The Audit Committee met on Nov. 5, 2020 and Nov. 10, 2020 to review the Fund’s audited financial statements for the fiscal year ended Sept. 30, 2020. In performing this oversight function, the Audit Committee reviewed and discussed the audited financial statements with the Fund’s management and Deloitte, and discussed the audit of such financial statements with Deloitte. The Audit Committee discussed with Deloitte the matters required to be discussed by Statement on Auditing Standards (“SAS”) No. 114 (The Auditor’s Communication With Those Charged With Governance, AU Section 380), which supersedes SAS No. 61 (Communications with Audit Committees) and received the written disclosures and the letter from Deloitte required by Public Company Accounting Oversight Board Rule 3526 (Communications with Audit Committees Concerning Independence). The Audit Committee also discussed with Deloitte its independence.
Based upon this review and related discussions, and subject to the limitation on the role and responsibilities of the Audit Committee set forth above and in the Charter, the Audit Committee recommended to the Board of Trustees that the audited financial statements be included in the Fund’s annual report to shareholders for the fiscal year ended Sept. 30, 2020.
The members of the Audit Committee are not employed by the Fund as experts in the fields of auditing or accounting and are not employed by the Fund for accounting, financial management or internal control purposes notwithstanding that one or more members may be designated an “audit committee financial expert.” Members of the Audit Committee rely without independent verification on the information provided and the representations made to them by management and the independent auditors.

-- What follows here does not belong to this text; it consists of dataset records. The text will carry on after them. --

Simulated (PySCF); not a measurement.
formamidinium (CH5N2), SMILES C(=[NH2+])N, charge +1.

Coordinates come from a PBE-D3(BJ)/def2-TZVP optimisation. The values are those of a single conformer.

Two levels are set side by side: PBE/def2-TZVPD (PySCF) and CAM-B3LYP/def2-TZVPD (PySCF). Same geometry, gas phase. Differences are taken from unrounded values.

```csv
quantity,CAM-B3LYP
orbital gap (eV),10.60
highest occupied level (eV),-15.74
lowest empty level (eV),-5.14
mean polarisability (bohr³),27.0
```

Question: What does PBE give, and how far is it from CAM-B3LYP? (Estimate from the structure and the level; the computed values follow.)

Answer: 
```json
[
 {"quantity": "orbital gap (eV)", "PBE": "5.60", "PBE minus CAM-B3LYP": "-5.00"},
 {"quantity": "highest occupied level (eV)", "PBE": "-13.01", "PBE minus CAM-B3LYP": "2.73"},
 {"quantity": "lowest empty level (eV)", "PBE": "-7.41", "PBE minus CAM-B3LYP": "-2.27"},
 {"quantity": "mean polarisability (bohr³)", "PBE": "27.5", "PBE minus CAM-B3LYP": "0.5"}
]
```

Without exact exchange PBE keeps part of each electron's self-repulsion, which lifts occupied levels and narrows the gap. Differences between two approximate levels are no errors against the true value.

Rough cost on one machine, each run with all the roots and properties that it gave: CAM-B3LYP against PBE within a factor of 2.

All members of the Fund’s Audit Committee are not considered to be “interested persons” under the 1940 Act. The Audit Committee of the Board of Trustees of the Fund operates pursuant to a Charter, which sets forth the role of the Audit Committee in the Fund’s financial reporting process. The role of the Audit Committee is to oversee the Fund’s accounting and financial reporting processes and the work of the Fund’s independent auditors. The Fund’s Audit Committee is responsible for, among other things, recommending the initial and ongoing engagement of the Fund’s independent auditors and reviewing with the independent auditors the scope and results of the Fund’s annual audit. Fund management is responsible for establishing and maintaining systems for accounting, reporting and internal controls. The Fund’s independent auditors are responsible for planning and carrying out proper audits and reviews.
Representatives of Deloitte are not expected to attend the Annual Meeting. Representatives of PwC are expected to attend the Annual Meeting. The PwC representatives will have the opportunity to make a statement if they desire to do so and will be available to answer appropriate questions.
Audit and Other Fees. The following table shows the fees billed by Deloitte for audit and other services provided to the Fund for the fiscal years ended Sept. 30, 2020 and 2019, respectively. No services performed by Deloitte in the “audit-related fees,” “tax fees” or “all other fees” categories for the fiscal years ended Sept. 30, 2019 or 2020 were approved by the Audit Committee pursuant to the pre-approval exceptions described above or the waiver provisions of paragraph (c)(7)(i)(C) of Rule 2-01 of Regulation S-X promulgated by the SEC.
2020 | 2019 | |||||
Audit Fees(1) | $ | 43,600 | $ | 42,500 | ||
Audit-Related Fees(2) | $ | — | $ | — | ||
Tax Fees(3) | $ | 5,460 | $ | 4,590 | ||
All Other Fees(4) | $ | — | $ | — | ||
Total | $ | 49,060 | $ | 47,090 |
Aggregate non-audit fees to the Funds, the investment advisor and service provider affiliates. The aggregate non-audit fees billed for services rendered by Deloitte to the Fund for the fiscal years ended Sept. 30, 2019 and 2020 were $4,590 and $5,460, respectively. The aggregate non-audit fees billed for services rendered by Deloitte to IICO, the Fund’s former investment adviser (not including any sub-adviser whose role is primarily portfolio management and is subcontracted with or overseen by another investment adviser) and any entity controlling, controlled by, or under common control with IICO that provided services to the Fund for the fiscal years ended Sept. 30, 2019 and 2020 were $43,050 and $74,000, respectively.
The Fund does not know of any direct or indirect financial interest of Deloitte or PwC in the Fund.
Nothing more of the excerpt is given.